J Brian Atwood, head of the United States Agency for International Development (USAID), on Monday stressed the need for greater transparency and improved functioning of the Indian stocks and securities exchanges to sustain the interest of foreign investors who are expected to invest US $300 billion in the country during the next 10 years.

Atwood said while the measures taken by Indian government towards liberalisation and globalisation were were laudable, still a lot needed to be done in the field of improving and bringing transparency in the functioning of the bourses to create an improved atmosphere to attract the direct foreign investments.

Earlier in the day, he signed the letter of intent with the Bombay Suburban Electricity Supply company for utility partnership grant of US $1.2 million as per the USAID commitment to expand energy partnership programme in India.

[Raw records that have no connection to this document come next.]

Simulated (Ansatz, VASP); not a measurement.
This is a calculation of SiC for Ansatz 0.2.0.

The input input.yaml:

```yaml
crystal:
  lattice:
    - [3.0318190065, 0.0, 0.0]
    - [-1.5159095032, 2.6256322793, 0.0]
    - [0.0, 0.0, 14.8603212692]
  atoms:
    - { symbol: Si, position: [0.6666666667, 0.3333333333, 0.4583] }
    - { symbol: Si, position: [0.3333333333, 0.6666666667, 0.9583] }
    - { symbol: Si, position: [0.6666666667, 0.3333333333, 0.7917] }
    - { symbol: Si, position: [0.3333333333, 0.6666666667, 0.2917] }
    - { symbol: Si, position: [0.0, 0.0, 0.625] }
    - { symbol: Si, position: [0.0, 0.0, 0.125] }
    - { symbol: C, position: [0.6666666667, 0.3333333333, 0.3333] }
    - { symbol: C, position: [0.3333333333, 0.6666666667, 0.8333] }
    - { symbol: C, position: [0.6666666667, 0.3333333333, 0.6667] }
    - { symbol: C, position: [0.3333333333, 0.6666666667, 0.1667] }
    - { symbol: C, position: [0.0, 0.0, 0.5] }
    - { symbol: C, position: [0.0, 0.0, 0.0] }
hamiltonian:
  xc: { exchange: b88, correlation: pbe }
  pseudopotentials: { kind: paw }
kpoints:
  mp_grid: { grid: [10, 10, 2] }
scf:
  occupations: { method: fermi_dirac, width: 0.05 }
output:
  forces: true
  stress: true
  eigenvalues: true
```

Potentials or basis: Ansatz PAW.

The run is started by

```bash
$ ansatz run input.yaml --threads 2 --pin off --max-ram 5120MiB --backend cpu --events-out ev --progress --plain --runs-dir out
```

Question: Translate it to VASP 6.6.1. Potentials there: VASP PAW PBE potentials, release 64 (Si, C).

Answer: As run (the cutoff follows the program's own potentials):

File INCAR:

He said during his current visit he met a large number of representatives of US companies working in the energy sector in India who, he said, spoke about their frustrating experiences about the prevailing bureaucratic red-tapism. He said India needed investment in the energy sector and said a greater transparency in the functioning of state electricity boards, many of which were presently not autonomous, would help attract the required investment to fill the gap that would arise in the demand and supply over the next 20 years.

Atwood said the USAID grant to the United States Energy Association under the India Energy Partnership Programme would further strengthen the cooperation between the US and the Indian utilities and regulatory bodies for improved energy production, transmission, distribution and regulation.

He said USEA was currently partnering with five Indian utilities and one regulatory commission and the new grant would allow the establishment of five new partnerships. Besides BSES, the other Indian companies currently involved in the partnership programme were Rajasthan and Andhra Pradesh State Electricity Boards, the Calcutta Electricity Supply Corporation, Karnataka Electricity Board and Power Corporation, and the Orissa Regulatory Commission.

The new grant would be shared by these five new members of the programme. The US counterparts included Gulf Power, Duquesne Power and Light, the District of Columbia and Colorado Utility Commissions, Pennsylvania Power and Light, and Niagara Mohawk.

Under the partnership programme, each Indian organisation enters into a cooperative agreement for a two-year partnership with its respective organisation, he added.